Oldfield v. Nebraska Machinery Co.
296 Neb. 469
Neb.2017Background
- Oldfield, a long‑time (38 years) at‑will heavy equipment service manager at Nebraska Machinery Company (NMC), was terminated in 2012.
- NMC documented numerous performance and conduct concerns: resistance to policy changes (flat‑rate pricing), shop cleanliness, failure to hold/complete meetings and subordinate performance appraisals, poor internal communication, and refusal to identify an employee who violated company policy.
- Monski succeeded Oldfield’s direct supervisor and made one remark about succession/retirement; Oldfield relies on that single comment as the sole evidence of age bias.
- Oldfield sued for (1) age discrimination under Nebraska ADEA, (2) retaliation under FEPA (whistleblowing re: a breakfast meeting pay issue), and (3) wrongful discharge in violation of public policy.

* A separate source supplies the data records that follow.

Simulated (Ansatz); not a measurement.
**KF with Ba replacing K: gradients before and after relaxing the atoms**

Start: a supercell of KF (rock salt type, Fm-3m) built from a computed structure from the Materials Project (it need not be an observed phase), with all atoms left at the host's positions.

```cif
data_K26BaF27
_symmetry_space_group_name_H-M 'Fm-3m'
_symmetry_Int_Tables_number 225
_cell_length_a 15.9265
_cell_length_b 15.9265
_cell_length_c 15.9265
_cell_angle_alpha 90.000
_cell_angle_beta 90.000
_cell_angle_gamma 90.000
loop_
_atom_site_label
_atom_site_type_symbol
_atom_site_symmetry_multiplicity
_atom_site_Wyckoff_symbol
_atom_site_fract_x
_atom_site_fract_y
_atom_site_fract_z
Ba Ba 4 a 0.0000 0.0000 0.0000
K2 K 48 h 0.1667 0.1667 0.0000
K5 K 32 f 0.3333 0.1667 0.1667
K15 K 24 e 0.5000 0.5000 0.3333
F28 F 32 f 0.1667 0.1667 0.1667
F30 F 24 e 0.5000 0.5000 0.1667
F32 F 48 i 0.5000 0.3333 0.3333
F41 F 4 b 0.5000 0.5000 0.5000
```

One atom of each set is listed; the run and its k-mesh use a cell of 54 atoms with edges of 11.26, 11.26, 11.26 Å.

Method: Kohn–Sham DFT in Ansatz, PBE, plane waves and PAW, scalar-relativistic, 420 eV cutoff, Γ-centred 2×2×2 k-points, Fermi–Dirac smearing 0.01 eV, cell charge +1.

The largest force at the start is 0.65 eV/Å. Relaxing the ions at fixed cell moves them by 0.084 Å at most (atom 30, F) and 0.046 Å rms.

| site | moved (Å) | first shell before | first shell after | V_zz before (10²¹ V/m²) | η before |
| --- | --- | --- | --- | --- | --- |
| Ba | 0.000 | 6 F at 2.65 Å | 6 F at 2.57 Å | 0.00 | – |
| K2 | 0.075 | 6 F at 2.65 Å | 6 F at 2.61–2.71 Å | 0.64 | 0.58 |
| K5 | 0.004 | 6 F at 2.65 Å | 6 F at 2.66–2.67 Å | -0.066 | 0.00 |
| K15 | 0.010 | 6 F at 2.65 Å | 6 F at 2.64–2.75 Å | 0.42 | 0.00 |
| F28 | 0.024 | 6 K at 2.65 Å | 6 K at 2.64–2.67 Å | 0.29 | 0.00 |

- The district court granted summary judgment for NMC; the Nebraska Supreme Court reviewed de novo, viewing evidence in the light most favorable to Oldfield and affirmed.
Issues
| Issue | Plaintiff's Argument | Defendant's Argument | Held |
|---|---|---|---|
| ADEA — age discrimination | Monski’s comment about training a replacement/retirement shows age was a factor | Termination was for documented, legitimate, nondiscriminatory performance and insubordination reasons | Affirmed — one stray comment and the record cannot support an inference of age discrimination |
| FEPA — retaliation for opposing unlawful practice | Oldfield reported alleged FLSA violations (employees not paid for a meeting); termination followed ~3 weeks later | Employees were paid; Oldfield could not reasonably believe an unlawful practice occurred; termination stemmed from preexisting performance problems | Affirmed — no reasonable belief of unlawful conduct and no causal link to termination |
| Public policy wrongful discharge | Termination contravened public policy by firing a tenured employee for unjustifiable reasons | Claim duplicates statutory ADEA/FEPA claims and lacks a separate clear mandate of violated public policy | Affirmed — duplicative and not supported by a clear statutory/regulatory mandate |
| Summary judgment standard / pretext | Oldfield contends factual disputes and inferences of pretext exist | NMC contends evidence shows legitimate reasons and no genuine issue of material fact supporting pretext | Affirmed — viewing facts favorably to Oldfield, no reasonable juror could infer discrimination or retaliation from the record |
Key Cases Cited
- Coffey v. Planet Group, 287 Neb. 834 (Neb. 2014) (discussion of at‑will employment and public policy exception)
- McDonnell Douglas Corp. v. Green, 411 U.S. 792 (U.S. 1973) (burden‑shifting framework for discrimination proof)
- St. Mary’s Honor Center v. Hicks, 509 U.S. 502 (U.S. 1993) (plaintiff bears ultimate burden to prove discrimination)
- Melick v. Schmidt, 251 Neb. 372 (Neb. 1997) (summary judgment principles and discrimination analysis)
- Hartley v. Metropolitan Util. Dist., 294 Neb. 870 (Neb. 2016) (burden of production and ultimate persuasion in employment claims)
- Mathews v. Trilogy Communications, Inc., 143 F.3d 1160 (8th Cir. 1998) (isolated comments ordinarily insufficient to show age discrimination)
- Wolfe v. Becton Dickinson & Co., 266 Neb. 53 (Neb. 2003) (FEPA retaliation requires reasonable, good‑faith belief that employer engaged in unlawful practice)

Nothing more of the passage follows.